After his pledge to reawaken the coal sector garnered thousands of votes, in March Trump signed an executive order to make good on his promise.

Trump digs coal

During the 19th century’s US boom period, coal mining sustained hundreds of thousands of workers.

There is an estimated 3.9trn short tonnes of coal reserves in the country, of which 254.9bn short tonnes is thought to be recoverable.

But over the last few decades the industry has withered, decimating the communities it had supported.

Around the world, countries are moving away from fossil fuels and seeking new, renewable and sustainable sources of power that can be produced cheaply.

For instance, China only imported 205,000 short tonnes of coal from the US in the first nine months of 2016, down from 230,000 short tonnes for the same period in 2015.

Whilst this is just a fraction of the total amount of coal exported, it is symbolic of the global trend that has majorly contributed to the downfall of coal in the US.

A tough market for coal

Last year was the worst year for coal production in the US since 1978.

The availability of cheap, bountiful natural gas in particular has bitten into coal demand. In 2010, almost half of energy in the US came from coal, but by 2014 this was down to just 30 percent.

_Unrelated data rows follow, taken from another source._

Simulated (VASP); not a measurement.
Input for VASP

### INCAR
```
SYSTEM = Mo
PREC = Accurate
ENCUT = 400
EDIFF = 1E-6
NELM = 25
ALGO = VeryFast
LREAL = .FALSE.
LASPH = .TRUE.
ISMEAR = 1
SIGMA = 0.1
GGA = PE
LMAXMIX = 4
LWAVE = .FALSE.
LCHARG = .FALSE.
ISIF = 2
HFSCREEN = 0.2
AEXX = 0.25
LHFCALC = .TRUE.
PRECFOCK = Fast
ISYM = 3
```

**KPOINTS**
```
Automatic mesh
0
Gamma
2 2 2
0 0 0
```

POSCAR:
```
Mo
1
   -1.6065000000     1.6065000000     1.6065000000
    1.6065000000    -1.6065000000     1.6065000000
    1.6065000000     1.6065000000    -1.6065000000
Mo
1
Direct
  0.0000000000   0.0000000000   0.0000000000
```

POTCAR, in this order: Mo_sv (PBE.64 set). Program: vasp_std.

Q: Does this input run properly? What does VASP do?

According to the US Energy Information Administration (EIA), coal production in 2016 reached 746.5m short tonnes, down from more than 1bn short tonnes in 2014.

A lot of this is due to the cost of coal versus gas.

A standard new-build coal power generation plant will produce electricity for $95.10/MWh whereas an advanced combined-cycle gas-fired plant produces it at $72.60/MWh, 31 percent cheaper than coal.

Under the Obama administration, new regulations were brought in as part of global efforts to reduce CO2 emissions.

The target of a 30 percent reduction in carbon emissions by 2030 was split by state, giving each a goal based on feasibility, cost and current emissions.

While this could be achieved in a number of ways, for many states it would necessitate the closure of existing coal power plants. Existing and new-build plants would have to  ensure their carbon emissions stayed at or below 1,100lbs/MWh.

Obama’s Clean Power Plan was a frequent target for the Trump campaign, which claimed it had resulted in unworkable conditions for US power plants. Indeed, coal companies have been struggling, with big players such as Peabody Energy going into administration.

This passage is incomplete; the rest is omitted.